Writer: kevinholochwostautkevinholochwostaut

Their time has come...
Their time has come...

You’ve written your book, and now it’s time to start your edits. Step one: read your book again like a reader. Then read it again as an editor and read it densely.


When I say "read it densely," I mean don’t read anything else while you work through it. Treat it like both your reading time and your work time. Move at a pace that allows you to vividly remember the beginning while you’re working on the ending. Only by maintaining this focused, immersive approach will you start to notice inconsistencies from the front to the back. (And not even then sometimes, but we’ll get to that in other pieces.)


Ideally, you’ve stepped away from the book for a while before starting this process. When you return, things should feel unfamiliar, though not foreign. That’s the sweet spot for getting a reader’s impression. Don’t judge too harshly on this first pass. If you must, jot down notes on what feels most right or most wrong.


On your second read, you’ll be primed to recognize what worked and what didn’t. This time, you’re looking for:

  • Unjustified personality changes

  • Disappearing plot threads

  • Characters you wanted to like but didn’t (and vice versa)

  • Newly needed plot threads.

  • Themes you failed to deliver on.

  • Etc…


Think big.


Here’s an example:

Let’s say you’re working on a time travel novel. The main character’s parents make several appearances, but feedback from readers suggests their presence isn’t adding much value. If you agree, what do you do next?


As you read, note what those scenes with the parents accomplish.

  • Is there character growth essential for later plot points?

  • Do they deliver crucial information that shapes future events?


If those elements are necessary, they can’t be lost.

When you remove a character, the best approach is to merge their role with another existing character. In this case, instead of the protagonist living with their parents, maybe they live with their best friend in a shared college apartment. If that friend was previously a minor character, this is an opportunity to develop them further, elevating them from tertiary to secondary.
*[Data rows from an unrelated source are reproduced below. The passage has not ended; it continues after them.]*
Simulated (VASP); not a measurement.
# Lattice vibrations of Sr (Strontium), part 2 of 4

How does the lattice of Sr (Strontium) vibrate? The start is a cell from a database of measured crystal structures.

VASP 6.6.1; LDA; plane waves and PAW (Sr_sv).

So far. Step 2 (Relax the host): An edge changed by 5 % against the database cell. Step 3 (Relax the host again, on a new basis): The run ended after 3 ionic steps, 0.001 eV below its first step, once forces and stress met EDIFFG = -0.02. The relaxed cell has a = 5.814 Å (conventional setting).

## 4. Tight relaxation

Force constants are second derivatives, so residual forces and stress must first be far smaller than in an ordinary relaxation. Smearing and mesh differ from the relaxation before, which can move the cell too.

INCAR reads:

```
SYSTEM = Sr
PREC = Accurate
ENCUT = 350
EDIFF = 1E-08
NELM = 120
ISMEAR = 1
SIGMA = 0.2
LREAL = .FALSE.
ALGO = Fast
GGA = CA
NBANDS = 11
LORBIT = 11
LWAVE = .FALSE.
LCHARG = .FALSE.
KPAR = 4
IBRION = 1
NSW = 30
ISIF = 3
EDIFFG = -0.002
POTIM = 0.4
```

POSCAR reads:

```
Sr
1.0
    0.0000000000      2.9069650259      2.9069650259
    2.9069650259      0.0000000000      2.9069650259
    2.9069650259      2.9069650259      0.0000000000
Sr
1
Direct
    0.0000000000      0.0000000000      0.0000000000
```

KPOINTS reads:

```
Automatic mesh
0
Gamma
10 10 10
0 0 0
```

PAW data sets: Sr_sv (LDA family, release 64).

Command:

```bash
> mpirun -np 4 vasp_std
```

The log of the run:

It wouldn’t be out of character for the friend to act as a sounding board, which was the parents' primary function. You could even add humor with lines like, “Wouldn’t your mom say…” to maintain the same narrative effect. With these adjustments, the parents disappear from the book, and the overall story becomes tighter and more focused.


Document your changes thoroughly. Never get rid of old work!

Take a step back and review your notes. Do they make sense? You’re trying to pull out old threads and weave in new ones without unraveling the entire narrative. This process takes time and patience.


You might need several passes, but you should aim to have broad notes on each chapter—what stays, what goes, and what replaces it.


Now, you need a framework for integrating these new pieces. (See "Scaffolding and Architectural Writing Notes" for more on this concept.)

Add your changes directly into your manuscript as notes. For scenes you need to write from scratch, treat each one like a short story within the larger narrative. For example, "XYZ must do ABC while feeling EFG and teaching So-and-So such-and-such." Write these scenes in rough form first. Don’t worry about perfect merging or seamless transitions yet. That part comes later.


Go through this process for every change you’ve identified. Once done, you’ll have the second revision of your book.


Then? You guessed it… read it again.


You may need to repeat this cycle multiple times to hammer out the rough edges, but with each pass, your story will become closer to right.